This is a page from a copy of Philip Gaskell’s John Baskerville: A Bibliography (Cambridge University Press, 1959). When I recently took the book out of the library it was silently scanned, with no mark made on the book; but the older date-return sheet was still there. A previous borrower, unnamed, 27 years ago, had to bring back the book by 27 April 1995. The large red ‘CANCELLED’ presumably refers to the cancellation of this system of date stamping.
One response to this single date – one day in the past, stamped in ink – is the urge to find out what else happened on this day: to fill out a date that at first looks just like any other – to characterise it. The number one single in the UK was Take That’s ‘Back for Good.’ The Dutch writer Willem Frederik Hermans, author of the novel Beyond Sleep (1966), died aged 73. (You can see the BBC Nine O’Clock news for 27 April 1995 here.)

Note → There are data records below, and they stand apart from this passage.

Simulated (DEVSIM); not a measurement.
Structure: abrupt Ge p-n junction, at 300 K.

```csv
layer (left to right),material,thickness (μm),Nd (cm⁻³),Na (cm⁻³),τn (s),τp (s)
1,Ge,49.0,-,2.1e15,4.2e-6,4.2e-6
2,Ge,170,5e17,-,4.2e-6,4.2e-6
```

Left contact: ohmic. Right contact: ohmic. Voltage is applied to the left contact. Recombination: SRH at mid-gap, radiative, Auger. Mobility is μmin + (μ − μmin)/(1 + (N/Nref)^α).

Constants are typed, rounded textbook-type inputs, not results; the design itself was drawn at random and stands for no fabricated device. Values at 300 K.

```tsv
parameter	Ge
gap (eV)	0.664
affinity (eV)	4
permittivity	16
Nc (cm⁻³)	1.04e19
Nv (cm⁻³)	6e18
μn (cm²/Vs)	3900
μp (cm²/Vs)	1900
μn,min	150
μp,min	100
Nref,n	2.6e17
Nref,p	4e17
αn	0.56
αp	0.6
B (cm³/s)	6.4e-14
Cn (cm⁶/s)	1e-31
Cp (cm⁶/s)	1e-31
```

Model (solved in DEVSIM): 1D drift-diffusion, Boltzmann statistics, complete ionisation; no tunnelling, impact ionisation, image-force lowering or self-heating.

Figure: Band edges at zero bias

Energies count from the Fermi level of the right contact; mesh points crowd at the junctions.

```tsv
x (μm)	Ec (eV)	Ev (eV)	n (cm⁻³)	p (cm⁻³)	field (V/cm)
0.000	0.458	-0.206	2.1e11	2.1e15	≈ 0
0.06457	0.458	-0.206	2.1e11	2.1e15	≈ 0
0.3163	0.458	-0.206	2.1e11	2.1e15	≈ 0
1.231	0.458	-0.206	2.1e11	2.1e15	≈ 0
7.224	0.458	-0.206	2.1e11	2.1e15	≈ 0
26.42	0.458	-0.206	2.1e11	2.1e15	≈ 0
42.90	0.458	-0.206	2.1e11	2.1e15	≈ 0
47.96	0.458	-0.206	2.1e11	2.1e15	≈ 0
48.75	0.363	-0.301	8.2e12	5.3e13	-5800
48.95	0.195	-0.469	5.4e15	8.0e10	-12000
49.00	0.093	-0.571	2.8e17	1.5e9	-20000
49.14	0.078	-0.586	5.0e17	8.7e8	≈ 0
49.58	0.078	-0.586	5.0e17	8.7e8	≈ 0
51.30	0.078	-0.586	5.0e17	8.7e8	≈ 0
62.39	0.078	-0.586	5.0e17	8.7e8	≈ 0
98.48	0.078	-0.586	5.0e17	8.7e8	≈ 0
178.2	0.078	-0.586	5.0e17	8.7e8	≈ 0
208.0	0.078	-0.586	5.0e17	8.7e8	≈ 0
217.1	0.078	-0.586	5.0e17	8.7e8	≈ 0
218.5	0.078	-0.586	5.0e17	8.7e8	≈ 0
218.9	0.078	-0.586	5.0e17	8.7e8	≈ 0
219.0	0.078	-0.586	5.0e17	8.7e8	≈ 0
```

This is a train ticket for a single journey from Huddersfield to Honley, a village in West Yorkshire, a journey of about 9 minutes, dated 25 January 2007. A ticket stamped with a now past date is both a scrap of paper not worth keeping, and also an accidental metaphysical straining: the ticket is an attempt to grasp time, to stall its progression just for a moment.
For almost 50 years, from 4 January 1966 until 2013, the year before his death, the Japanese artist On Kawara worked on his Date Paintings (also known as his ‘Today’ series): each had an acrylic single colour background with the date of the painting’s composition in Helvetica letters and digits. If he hadn’t finished the painting by midnight of its date, On Kawara destroyed it. He didn’t make a painting every day, but he did produce nearly 3,000 over 5 decades. Here is one below.
And here is On Kawara’s 13th Street Studio, in New York, in 1966, the year he began the series, with several just-made paintings.
The date is the subject of the painting but also a document of its moment of making: in this sense, the paintings are accounts of themselves. The paintings are individual units, each one a day, separated in time; the tombstone-like quality has the effect of marking a day that has gone, and gone forever. But the uniformity of the paintings means they want to gather as a series, a progress through time, and suggest time less as staccato lost moments, but rather a snaking forward across the days and years.
Not that it really matters, but your guess that the cancelled stamp "presumably refers to the cancellation of this system of date stamping" didn't ring true to me -- in many libraries such a stamp would either represent the return of the loan, or that the book itself had been withdrawn from stock -- so I took advantage of my On Her Majesty's Bibliographic Service access-all-areas warrant card, and asked the Faculty Library what it had been used for.
As you might expect, no-one currently employed could quite remember, but investigation revealed that a slightly oversized "cancelled" stamp had indeed been used to cancel every returned loan, until someone had the innovative idea of simply striking out the date stamp with a pen...
Mike
Gosh, a Yorkshire train ticket brings back a few memories, including the absolute worst jam donut I ever ate.